Investor Letter: April 2026
April 2026
Dear Investor,
The first quarter of 2026 was a difficult and volatile three months! Equity markets were disrupted by artificial intelligence threatening software companies, a panic run on private credit funds, tariff uncertainty and finally, a major conflict with Iran leading to higher oil and higher interest rates. All of the “Magnificent Seven” tech companies that powered the bull market in 2023 and 2024 were down double digits and our largest and often best performing company Blackstone lost 25% of its market value during the quarter. Fortunately, our positions in gold mining and energy stocks managed to provide some buoyancy to the portfolio. At quarter-end your investment in CM Legacy Partners LLC had a net loss of -4.4%. This result is slightly better than the major indexes: S&P 500 -4.6% and Nasdaq -7.1%. During the trailing one year and three years the Fund delivered very solid annualized returns of +20.2% and +22.2%.

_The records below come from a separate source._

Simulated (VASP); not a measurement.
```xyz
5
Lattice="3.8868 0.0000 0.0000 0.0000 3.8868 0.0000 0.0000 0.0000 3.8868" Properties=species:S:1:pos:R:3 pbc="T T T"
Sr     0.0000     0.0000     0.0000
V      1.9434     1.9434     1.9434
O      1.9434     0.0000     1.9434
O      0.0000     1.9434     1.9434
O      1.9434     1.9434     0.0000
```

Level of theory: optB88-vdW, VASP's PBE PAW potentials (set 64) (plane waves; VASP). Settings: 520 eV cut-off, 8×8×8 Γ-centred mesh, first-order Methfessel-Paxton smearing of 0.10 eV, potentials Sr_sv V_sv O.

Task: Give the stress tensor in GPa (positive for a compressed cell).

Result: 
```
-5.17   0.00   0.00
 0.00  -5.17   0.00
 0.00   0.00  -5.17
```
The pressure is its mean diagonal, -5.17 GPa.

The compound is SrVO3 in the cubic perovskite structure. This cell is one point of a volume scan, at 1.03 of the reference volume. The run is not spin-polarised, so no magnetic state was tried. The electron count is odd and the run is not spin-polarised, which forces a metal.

Our best performing positions during the quarter were: Corning Inc. (GLW), Exxon Mobil (XOM), Agnico-Eagle (AEM), BWX Technologies (BWXT) and Costco (COST). Corning provides high end optical fiber for AI data centers and BWX Technologies as well as other holdings Eaton and Bloom Energy provide power to data centers. It remains to be seen if the hyper scalers like Alphabet and META will ever achieve sufficient profits from their massive investments in artificial intelligence. We have steered clear of these companies because they have evolved from capital efficient businesses with high profit margins to very capital-intensive business models. We prefer to own the providers of scarce resources to the infrastructure build out of AI (energy, semi-chips and fiber optics).
We currently own three energy companies: Cheniere Energy, Diamondback Energy and Exxon Mobil. Fortunately, with the Iran conflict and closing of the Straits of Hormuz, our current administration ended the previous government’s “war on fossil fuels”. The U.S. is now a relatively self-sufficient energy producer as well as global exporter of oil and natural gas.
An ongoing issue, only made worse by the expensive military operations in Iran, is the U.S. government debt that is approaching $40 trillion. U.S. treasury debt service now exceeds annual military spending. This debt is one cause of a structural shift in how global capital is being allocated. Central Banks are moving away from investing their reserves in U.S. treasuries and are preferring to acquire gold. Gold has no counter party risk and cannot be sanctioned, frozen or threatened by tariffs. The Fund has a large position in gold miner Agnico-Eagle and also exposure to gold and silver royalties with Wheaton Precious Metals. We own both gold and bitcoin because they cannot be printed or debased by any government.
Although gold prices can be volatile, particularly when the market has a liquidity crisis, the biggest risk long term is if governments stop printing money and start paying down their debts. That is a very unlikely scenario! It has so far proven to be politically impossible in this country. The only recent exception was the election of Javier Milei (a stanch libertarian who believes in smaller government). After one hundred years of economic mismanagement in Argentina; he has managed to balance the budget within two years!